Entering edit mode
3.0 years ago
Thomas
•
0
I have to correct and remove some fields in the info column of a VCF file. Pysam seems the logical choice, but I fail to write a new file. Adding SAMPLE to a pysam.VariantFile seems to be the issue.
Any insight highly appreciated!
Code
import pysam
import re
def build_new_header(vcf_header:pysam.VariantHeader) -> pysam.VariantHeader:
"""
Convert Header to list.
Splitting on newline causes an empty field at the end. Remove with list(filter(None))
Remove all INFO lines not present in the new file
Adding #CHROM causes an error, skip
"""
tmp = list(filter(None,str(vcf_header).split("\n")))
new_header = pysam.VariantHeader()
for line in tmp:
new_line = line
if re.match('^##INFO=<ID=TRANSCRIPT', line):
continue
if re.search('^#CHROM', line):
continue
new_header.add_line(str(new_line))
return new_header
def update_info(file_in: pysam.VariantFile, file_out: pysam.VariantFile, new_info_column: dict) -> None:
"""Change the INFO column, then write to new VCF"""
for i in file_in:
i.info.update(new_info_column)
print(i.info)
file_out.write(i)
path_vcf_in = "test.sorted_bcf_2.vcf"
path_vcf_out = "test.new.vcf"
vcf_in = pysam.VariantFile(path_vcf_in, 'r')
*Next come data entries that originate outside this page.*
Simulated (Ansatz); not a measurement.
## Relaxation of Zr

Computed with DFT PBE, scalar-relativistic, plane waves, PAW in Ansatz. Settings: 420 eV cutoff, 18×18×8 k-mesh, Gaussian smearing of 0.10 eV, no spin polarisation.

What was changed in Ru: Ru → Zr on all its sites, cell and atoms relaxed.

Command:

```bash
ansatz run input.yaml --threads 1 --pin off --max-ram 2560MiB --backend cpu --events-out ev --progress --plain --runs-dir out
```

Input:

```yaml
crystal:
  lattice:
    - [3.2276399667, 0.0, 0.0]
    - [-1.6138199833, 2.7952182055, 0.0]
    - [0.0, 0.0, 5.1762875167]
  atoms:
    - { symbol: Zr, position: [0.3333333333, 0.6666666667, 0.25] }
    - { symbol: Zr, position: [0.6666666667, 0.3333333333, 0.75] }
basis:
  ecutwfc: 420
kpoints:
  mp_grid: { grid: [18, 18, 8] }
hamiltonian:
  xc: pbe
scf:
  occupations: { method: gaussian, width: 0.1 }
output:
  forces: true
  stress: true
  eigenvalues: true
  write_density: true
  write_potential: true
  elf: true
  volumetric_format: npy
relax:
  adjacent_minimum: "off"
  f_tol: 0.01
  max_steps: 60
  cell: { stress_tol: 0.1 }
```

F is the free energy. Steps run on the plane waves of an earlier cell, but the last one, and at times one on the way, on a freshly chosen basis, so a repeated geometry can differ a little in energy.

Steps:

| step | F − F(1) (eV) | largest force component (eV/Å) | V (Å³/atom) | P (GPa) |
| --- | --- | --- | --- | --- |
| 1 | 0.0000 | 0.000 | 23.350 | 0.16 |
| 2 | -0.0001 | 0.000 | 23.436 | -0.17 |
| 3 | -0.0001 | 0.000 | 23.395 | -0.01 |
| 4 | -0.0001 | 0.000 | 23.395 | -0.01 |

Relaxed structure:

new_header = build_new_header(vcf_in.header)
vcf_out = pysam.VariantFile(path_vcf_out,'w',header=new_header)
print(vcf_in.header)
print(vcf_out.header)
print("Formats:", list(vcf_out.header.formats))
### Change the INFO column, then write to new VCF
# update_info(vcf_in,vcf_out,{"GENE_ID":666, "GENE_NAME":"Luciferase" })
### Create record, then add samples
# record = vcf_out.new_record(contig="1", pos=752719, id="71976", ref="A", alts="G", qual=53.29, filter="PASS", info={"GENE_ID":666,"GENE_NAME":"Luciferase"})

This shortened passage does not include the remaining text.